K8s plan

Layer 1: The Process (The Seed)

Everything starts with a binary being loaded into memory via the execve() syscall. It gets a PID and by default it inherits the host's namespaces — it sees the host's IP, every file in /, and every other process on the machine. This is the baseline. Containerisation is the act of pulling a process out of these shared namespaces.

Layer 2: The Clone Syscall (The Fork)

The actual mechanism is clone() with namespace flags:

CLONE_NEWNET   → new network namespace
CLONE_NEWPID   → new PID namespace
CLONE_NEWNS    → new mount namespace
CLONE_NEWUTS   → new hostname namespace
CLONE_NEWIPC   → new IPC namespace

unshare and nsenter are just userspace wrappers around this syscall. This is not magic — it's one syscall with flags. The kernel does the rest.

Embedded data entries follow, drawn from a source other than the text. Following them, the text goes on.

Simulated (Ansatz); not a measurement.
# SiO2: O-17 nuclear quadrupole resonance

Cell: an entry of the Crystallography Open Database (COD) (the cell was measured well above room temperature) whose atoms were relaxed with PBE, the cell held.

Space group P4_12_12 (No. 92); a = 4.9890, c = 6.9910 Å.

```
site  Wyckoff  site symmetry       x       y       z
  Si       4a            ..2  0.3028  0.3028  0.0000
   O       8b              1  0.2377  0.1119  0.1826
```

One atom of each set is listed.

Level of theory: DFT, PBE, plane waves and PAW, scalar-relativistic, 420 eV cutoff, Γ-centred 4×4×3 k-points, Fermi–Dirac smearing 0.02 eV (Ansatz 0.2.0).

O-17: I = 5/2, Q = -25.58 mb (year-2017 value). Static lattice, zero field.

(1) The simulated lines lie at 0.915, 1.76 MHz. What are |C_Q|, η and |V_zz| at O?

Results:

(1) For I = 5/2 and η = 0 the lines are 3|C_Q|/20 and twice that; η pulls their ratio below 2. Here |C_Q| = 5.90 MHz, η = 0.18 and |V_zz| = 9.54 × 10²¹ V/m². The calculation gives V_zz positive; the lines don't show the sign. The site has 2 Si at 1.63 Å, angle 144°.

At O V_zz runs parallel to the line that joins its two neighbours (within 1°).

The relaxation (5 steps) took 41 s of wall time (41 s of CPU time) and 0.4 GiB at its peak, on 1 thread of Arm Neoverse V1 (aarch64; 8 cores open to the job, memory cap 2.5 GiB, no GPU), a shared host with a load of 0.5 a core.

Layer 3: Namespaces (The Virtual Room)

Once cloned into new namespaces, the process has an isolated view:

  • Network NS: Its own loopback, its own IP (eventually), can't see host interfaces
  • PID NS: It thinks it's PID 1. It can't see or signal host processes
  • Mount NS: It sees its own filesystem tree
  • UTS NS: Its own hostname
  • IPC NS: Its own shared memory, message queues

Key: these are views, not copies. The host kernel is still the same kernel.

Layer 4: Cgroups (The Walls)

The process is tagged with a Control Group. The kernel now tracks every byte of RAM and every CPU cycle it consumes. The limits live in /sys/fs/cgroup/.

If it hits the memory limit: kernel sends SIGKILL. That's an OOMKill — not a Kubernetes concept, a kernel concept. Kubernetes just reads the exit reason.

CPU limits work differently: no kill, the process gets throttled — it's allowed to run for X microseconds per 100ms period, then forcibly paused. This is why CPU throttling is silent and RAM limits are violent.

Layer 5: The Root Filesystem (The Suitcase)

A container isn't a real thing. It's a process in namespaces/cgroups pointed at a specific folder as its /.

The mechanism is pivot_root() — not chroot. chroot just changes where / resolves but the old root is still reachable if you know where to look. pivot_root swaps the root mount at the kernel level and can unmount the old one entirely. This is why it's used for containers — actual isolation, not just a redirect.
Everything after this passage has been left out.